When I was working on some backup and recovery related features for a project based on Postgres, I noticed that there is file called
backup_label. By quickly google search, you can find some very nice blogs or books which discussed this topic, such as, The Internals of PostgreSQL, one of my favourite books. In this blog, I am going to talk it a little more based on my experience.
2. What is backup_label?
backup_label is a file created in $PGDATA folder when there is an
exclusive backup triggered by
pg_start_backup() and the backup is in progress. This
backup_label file will be removed once the
pg_stop_backup() is executed. Here, the
exclusive backup is one of the backup methods introduced to Postgres early, and as the name indicated, it does not support multiple backup activities at the same time. Because of this limitation, a frontend backup tool
pg_basebackup is added to the Postgres later. This
pg_basebackup client does allow multiple backup activities performed at the same time. Therefore, this kind of backup is called as
non-exclusive backup. Both backup methods use the
backup_label but in a different way.
In exclusive basebackup, the
backup_label will be generated automatically on the source server side. To see how this file looks like, you can run a command like,
select pg_start_backup('first backup'); from a psql console. Then you should be able to find a
backup_label file in $PGDATA folder with the content like below,
START WAL LOCATION: 0/6000028 (file 000000010000000000000006) CHECKPOINT LOCATION: 0/6000060 BACKUP METHOD: pg_start_backup BACKUP FROM: master START TIME: 2021-10-15 13:30:03 PDT LABEL: first backup START TIMELINE: 1
3. How does it work?
In exclusive backup mode, the Postgres source server will generate this file when
pg_sart_backup() is executed, and removed after
pg_stop_backup(), however, in non-executive backup mode, such as using
pg_basebackup client to perform a base backup, the
backup_label is only streamed to the client side but not physical saved to the source Postgres server.
As you can see in above
baseup_label file, it contains a similar checkpoint information compared to pg_controldata file. If a backup is used in recovery with this backup_label file present, then Postgres will use the checkpoint in backup_label to start the REDO process. The reason is that there could be multiple checkpoints happening during the backup process. After the recovery process is done, this
backup_label file will be renamed as
backup_label.old to indelicate the recovery finished properly. In simple words, with the
backup_label file, the database has a consistent checkpoint to recover from a proper archive.
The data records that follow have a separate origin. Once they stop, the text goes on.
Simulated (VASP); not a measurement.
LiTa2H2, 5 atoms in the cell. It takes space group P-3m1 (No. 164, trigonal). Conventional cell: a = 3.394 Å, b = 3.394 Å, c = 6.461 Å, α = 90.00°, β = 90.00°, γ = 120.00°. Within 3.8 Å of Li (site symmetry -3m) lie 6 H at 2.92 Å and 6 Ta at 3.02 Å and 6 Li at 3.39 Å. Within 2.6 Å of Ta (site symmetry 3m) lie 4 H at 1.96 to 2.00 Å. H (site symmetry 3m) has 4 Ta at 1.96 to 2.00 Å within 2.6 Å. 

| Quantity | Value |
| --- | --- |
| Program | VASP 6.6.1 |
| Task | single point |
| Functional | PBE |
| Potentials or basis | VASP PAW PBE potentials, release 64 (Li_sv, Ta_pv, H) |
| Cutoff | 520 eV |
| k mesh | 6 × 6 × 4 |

4. Does it impact any frontend tool?
The answer is
yes. Some frontend tools will perform differently if a
backup_label file is present. For example, if
pg_ctl sees a
backup_label file during smart shutdown process, it will wait for it to be removed by providing a waring message to the end user with something like,
WARNING: online backup mode is active Shutdown will not complete until pg_stop_backup() is called
Another example is the frontend tool
pg_rewind which creates a
backup_label to force a recovery to start from the last common checkpoint.
In this blog, I explained how the
backup_label file works in Postgres. I believe the end users won’t pay attention to it most of the time, but if you do encounter some issues related with
backup_label then I hope this blog can give you some clues.